Saturday, November 25, 2006

Bike workout with the Garmin Forerunner 305

Here's what I did today: 24.1 miles on the bike (an out-and-back starting and ending with a slow section through town; stop at the turnaround for a snack). I did a 5-mile warmup and then a series of "stomp" pickups for 1 minute every 5 minutes, visible as the regular heart rate spikes in the graph:


The heart rate meter seemed to work much better this time (perhaps the conductivity was better because I was sweatier and not bouncing up and down as I do when I run), but I'm not impressed with the plotting software. I can't seem to find a way to adjust the scaling of the speed (right vertical axis). That thin squiggle between 15 and 20 mph isn't very helpful!

The average speed from the Garmin only said about 15 mph, while the bike computer average speed said well over 16 mph. That's a big (9%+) discrepancy! Total distance measured seem to be fairly close, though.

While it's nice to also have a little map plot of the workout, I can also do that with gmaps quite easily - plus switch to satellite view also, so that's no big advantage in the Forerunner. Yeah, the cadence function would be interesting, but I didn't have that today and that's still more $$ for the sensor unit.

Yeah, the product still has some drawbacks. It does lots of things automatically quite well, but I need the ability to customize it a little more if the automatic functions don't work how I want.

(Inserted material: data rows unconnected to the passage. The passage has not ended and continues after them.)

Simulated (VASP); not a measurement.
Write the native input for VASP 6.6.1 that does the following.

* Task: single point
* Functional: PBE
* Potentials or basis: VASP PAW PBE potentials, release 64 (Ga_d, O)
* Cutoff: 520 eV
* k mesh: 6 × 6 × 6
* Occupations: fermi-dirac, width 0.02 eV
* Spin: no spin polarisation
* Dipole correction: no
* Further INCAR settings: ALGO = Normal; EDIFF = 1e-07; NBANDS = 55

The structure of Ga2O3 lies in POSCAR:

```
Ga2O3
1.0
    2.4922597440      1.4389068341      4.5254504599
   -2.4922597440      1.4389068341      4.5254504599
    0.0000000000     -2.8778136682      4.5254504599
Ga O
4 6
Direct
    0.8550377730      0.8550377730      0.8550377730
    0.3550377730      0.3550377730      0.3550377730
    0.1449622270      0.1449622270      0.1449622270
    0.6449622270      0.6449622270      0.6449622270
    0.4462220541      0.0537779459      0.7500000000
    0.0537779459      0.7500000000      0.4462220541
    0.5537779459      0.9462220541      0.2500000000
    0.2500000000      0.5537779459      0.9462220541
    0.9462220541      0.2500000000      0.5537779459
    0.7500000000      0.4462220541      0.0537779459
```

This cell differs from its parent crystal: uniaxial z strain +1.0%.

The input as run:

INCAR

Weather was pretty nice for the end of November! Not much wind, sunny, about 50*F. I'm enjoying it while it's here, because it's sure not to last!

6 comments:

Dawn - Pink Chick Tris said...

I love my Forerunner. I have the 301. There are some great downloads out there to enhance the mapping, etc. Check out sport tracks. I wrote about it over at completerunning.com

21st Century Mom said...

I like my 201 and I think I'll stick with that for now. Having an integrated HRM would be nice but not a couple hundred dollars nice. Thanks for another honest review.

Charles said...

Did you stop at all on the bike? Stop sign or something? I have found that my bike computer stops the timer when I stop moving while the garmin keeps going. That is likely why the Garmin had a lower avg speed. That is even more likely since they both had roughly the same total distance. Same distance but different speeds means different times.

Nancy Toby said...

Aha, yeah, that's the difference! I stopped at the turnaround for perhaps 4 minutes to eat.

Bigun said...

I've been using the 301 for a long time now, and the ability to keep pace on the run, and also have it to use on the bike, plus it's my only HR moniter - made the buying decision easy for me. I'll upgrade when Garmin makes a waterproof version and/or something with power. Any spikes or drops in pace or speed opens up the graph and makes it hard to read....I'll have to check out dawn-pink chick's advise.

Bigun said...

oh yea, if you use motionbased.com (the free version even)and look at the training summary, you'll see your average moving speed vs. overall speed - that's a really cool site.